At the end of 2008, there were 177 million registered TLD domain names. Of the 240 cc TLDs there were 71.1 million registrations with 65% of them from only 10 ccTLDs according to Verisign.
Of the top ten ccTLDs .cn, .de, .uk, .nl, .eu, .ar, .it, .ar, .br, .us and .au only 3 of the cc TLDs are predominantly non English speaking/writing countries. With the introduction of IDN’s English will be the minority language of the Internet. Most certainly in the Asia Pacific region English will be a minority language.
No surprises that .com is the largest populated general Top level Domain Name. But it will be interesting to see statistics of how many .com sites are written in a non English language as .com is seen as the universal domain name for web sites as opposed to a solely a domain name for American companies.
I forecast several small issues when the introduction of multilingualism occurs which will bring new meaning to “a borderless world”.
As we experienced in New Zealand when we introduced Māori characters in computers and the required Unicode to replace insufficient ASCII, there was an issue of keyboards, standards of code and spell checkers as Māori began to populate. It took maybe a year for this not to be an issue. This was assisted with Microsoft issuing a free Māori keyboard and Te Ngutu Kura keyboard also being made freely available.

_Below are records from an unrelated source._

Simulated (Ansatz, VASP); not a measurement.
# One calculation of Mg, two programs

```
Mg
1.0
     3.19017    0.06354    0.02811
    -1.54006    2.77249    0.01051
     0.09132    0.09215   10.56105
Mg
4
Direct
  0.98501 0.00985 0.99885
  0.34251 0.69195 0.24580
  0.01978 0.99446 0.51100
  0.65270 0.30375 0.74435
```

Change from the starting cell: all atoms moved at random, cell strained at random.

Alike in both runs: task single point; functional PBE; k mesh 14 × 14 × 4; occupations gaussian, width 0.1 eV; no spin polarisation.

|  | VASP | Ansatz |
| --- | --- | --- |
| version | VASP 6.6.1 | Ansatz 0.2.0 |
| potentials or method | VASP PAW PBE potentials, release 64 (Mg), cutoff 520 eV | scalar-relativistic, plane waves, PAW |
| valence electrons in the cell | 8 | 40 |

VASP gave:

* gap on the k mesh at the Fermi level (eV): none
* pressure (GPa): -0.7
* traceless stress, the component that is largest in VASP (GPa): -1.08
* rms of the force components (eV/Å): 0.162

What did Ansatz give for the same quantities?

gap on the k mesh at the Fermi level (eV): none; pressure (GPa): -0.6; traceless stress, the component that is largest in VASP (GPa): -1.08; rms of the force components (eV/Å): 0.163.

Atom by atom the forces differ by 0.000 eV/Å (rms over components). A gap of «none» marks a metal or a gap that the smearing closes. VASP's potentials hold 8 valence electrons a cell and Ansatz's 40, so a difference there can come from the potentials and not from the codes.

Internationally we will see the small issue of foreign speakers trying to access IDN web sites with an English keyboard and the content of such sites will increasingly go from being English to non English languages and translations getting lost via automatic translation services.
Perhaps the biggest issue will be for Trade Mark owners securing their names and rights in foreign languages and possible disputes over an IDN character and a Trade Mark character.